Saturday Mailbox


September 04, 2004

State's warnings ignore progress of city schools

As a teacher in Baltimore's public schools for the past eight years, I share the Maryland State Department of Education's concern for the safety and security of my students. But the method used to determine that my school, Booker T. Washington Middle School, is "dangerous" is deeply flawed ("16 schools warned to reduce violence," Aug. 25)

The 25 students who were suspended, and who account for our "dangerous" label, apparently matter more than the more than 600 other students who come to school each day ready to learn. The MSDE also chose not to consider our math and reading scores, which have consistently improved since the No Child Left Behind Act took effect.

It did not tally the number of students who stay until the last teacher finally leaves the building (usually a full three hours after the school day officially ends) because this school is a place where they feel safe and valued, or the number of teachers who choose to teach here at Booker T. Washington.

Perhaps depending on only one number does not give an accurate lens into our school.

However, the "persistently dangerous" label does fit our society. Schools mirror the chaos that surrounds them, and I do not want to neglect the serious realities that face our community.

My school's ZIP code, 21217, has the highest number of juvenile felony arrests in the city.

The lack of living-wage jobs ravages our community and forces many into substandard jobs that simply continue the cycle of poverty many area residents inherit. Other community members seek financial stability by participating in an alternative drug economy that welcomes them with open arms.

Now instead of spending my time planning new lessons and experiences for students eager to learn, I am gearing up for more absurd classroom management workshops.

And I will have to navigate the fear that now pervades our school - not fear from our bright and dedicated students, but of the MSDE. My fear is that it will take away our already scarce resources.

And I have to plan for the fact that the fastest way for our school to avoid the "persistently dangerous" list is simply by not suspending anyone, no matter the infraction.

Maybe then we can finally live up to our notorious title.

Kristine Ward


The writer is a teacher at Booker T. Washington Middle School.

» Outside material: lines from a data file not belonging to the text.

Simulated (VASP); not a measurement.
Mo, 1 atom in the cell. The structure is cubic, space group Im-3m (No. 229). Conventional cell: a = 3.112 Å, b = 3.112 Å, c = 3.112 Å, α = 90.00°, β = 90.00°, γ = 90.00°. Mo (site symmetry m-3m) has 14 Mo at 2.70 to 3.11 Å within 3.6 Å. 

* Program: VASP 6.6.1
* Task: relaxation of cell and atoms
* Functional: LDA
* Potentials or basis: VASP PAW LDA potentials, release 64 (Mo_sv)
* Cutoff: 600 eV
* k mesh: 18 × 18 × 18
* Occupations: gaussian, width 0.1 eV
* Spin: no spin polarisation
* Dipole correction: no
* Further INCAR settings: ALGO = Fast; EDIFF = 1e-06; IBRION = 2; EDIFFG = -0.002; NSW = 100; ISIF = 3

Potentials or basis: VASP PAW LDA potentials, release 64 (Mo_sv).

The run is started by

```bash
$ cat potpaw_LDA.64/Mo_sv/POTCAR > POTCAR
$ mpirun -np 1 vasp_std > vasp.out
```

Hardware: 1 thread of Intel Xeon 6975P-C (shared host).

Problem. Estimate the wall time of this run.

Suspending students can promote learning

After reading the article "16 city schools on probation for violence" (Aug. 25), I felt compelled to respond about what I know is a problem not just in Baltimore but nationwide.

I have served as a school resource officer in a local school for five years, and I am a member of the Maryland and national associations of school resource officers. Surveys conducted by the national association have shown that school violence is underreported, not overreported.

And I commend school administrators who are zealous in their handling of violence in their schools.

A fight typically suggests that an assault has occurred. If school administrators are encouraged to redefine things such as assault, then the students who play by the rules and deserve a quality education will be short-changed.

Parents expect school administrators to severely discipline students who are violent and disruptive. If that means suspensions and expulsions, so be it.

City school administrators should not back off but attack this problem head on.

Students, parents and taxpayers should demand that kids who commit these acts - and, yes, they are crimes in many cases - be removed so that the majority can live and learn in a safe environment.

Mike Snyder

Bel Air

MSDE's advisory may imperil teachers

The Sun's article concerning schools in trouble with the state for unacceptable levels of violence should serve as a warning to any young person contemplating a career in public education ("16 schools warned to reduce violence," Aug. 25).

If you go to work in a school where students bring guns, start fires and assault you or others, the last thing you should expect administrators to do is remove the offenders from the building.

This could result in unacceptable rates of suspension, and that would be (to borrow the words of Lynne E. Linde of the Maryland State Department of Education) "a very sad day for all of us."

To accommodate MSDE's demand for nonviolent schools, administrators may need to keep gun-toting, fire-starting and teacher-assaulting students in the school by holding the level of suspensions down to prove the school isn't violent.

I suggest that these underachieving administrators deliver their violent students to the offices of the Maryland State Department of Education to allow the administrators there to show them how to deal with these students.

And I hope The Sun will send a photographer.